Penalise any bank caught violating consumer rights

Central Bank of Kenya Governor Patrick Njoroge. FILE PHOTO | NMG

The move by the Central Bank of Kenya (CBK) to hire a consultant to spy on commercial banks and microfinance lenders over consumer breaches such as hidden charges, false advertising, reckless lending, and bribery is welcome.

But it must be followed up with stern action. Banks have been getting away with consumer violations while making billions of shillings from arbitrary increases in charges and interest on loans as well as numerous fees hidden in fine print.

Previous red flags on hidden costs raised in Financial Sector Deepening (FSD) Kenya surveys have not elicited any punishment from the banking regulator.

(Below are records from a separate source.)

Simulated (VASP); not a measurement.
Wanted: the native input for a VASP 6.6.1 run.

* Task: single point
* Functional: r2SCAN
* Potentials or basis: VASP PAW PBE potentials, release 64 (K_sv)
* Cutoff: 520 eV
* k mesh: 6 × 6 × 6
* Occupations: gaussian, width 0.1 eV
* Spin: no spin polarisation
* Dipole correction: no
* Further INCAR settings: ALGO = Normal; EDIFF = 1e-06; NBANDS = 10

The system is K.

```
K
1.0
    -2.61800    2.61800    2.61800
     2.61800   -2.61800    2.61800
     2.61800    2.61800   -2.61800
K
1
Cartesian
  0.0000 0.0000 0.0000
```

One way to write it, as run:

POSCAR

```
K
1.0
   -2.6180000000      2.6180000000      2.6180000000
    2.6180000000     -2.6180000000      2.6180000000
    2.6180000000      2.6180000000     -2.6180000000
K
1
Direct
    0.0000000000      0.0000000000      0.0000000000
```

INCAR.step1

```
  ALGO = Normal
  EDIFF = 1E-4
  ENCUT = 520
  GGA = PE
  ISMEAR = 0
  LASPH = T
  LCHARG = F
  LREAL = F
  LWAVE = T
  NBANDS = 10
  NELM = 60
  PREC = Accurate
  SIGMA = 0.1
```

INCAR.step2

The failure to punish bankers for consumer rights violations has led to entrenched bad behaviour among them to the detriment of their consumers.

Findings of a two-year study by the UK-funded NGO FSD Kenya showed that bank pricing data was difficult to obtain and that market information was still opaque. Although banks are required by the CBK to publish “tariff guides” with all their fees and charges, the FSD study found that many were either outdated, incomplete or lacking account-specific information.

Some data was difficult to obtain and validate, even from different branches of the same bank. The guidelines on consumer protection bar banks from engaging in unfair or deceptive practices such as false advertising or humiliating a consumer.

They require banks to provide full disclosure of their fees and interest rates and display the cost of their service prominently at branches, product promotions, and websites.

The institutions are restricted from reckless lending and are required to follow up to ensure borrowers have used the funds for the intended purposes. We hope the CBK's snooping will be followed up with tough sanctions for banks found to have breached the consumer protection guidelines.

The law provides for the regulator to hit banks in breach with withdrawal of licences, directors’ ousters, and a Sh5 million fine while workers in violation face a Sh200,000 penalty.

It is only with severe action that banks will be forced to change their practices.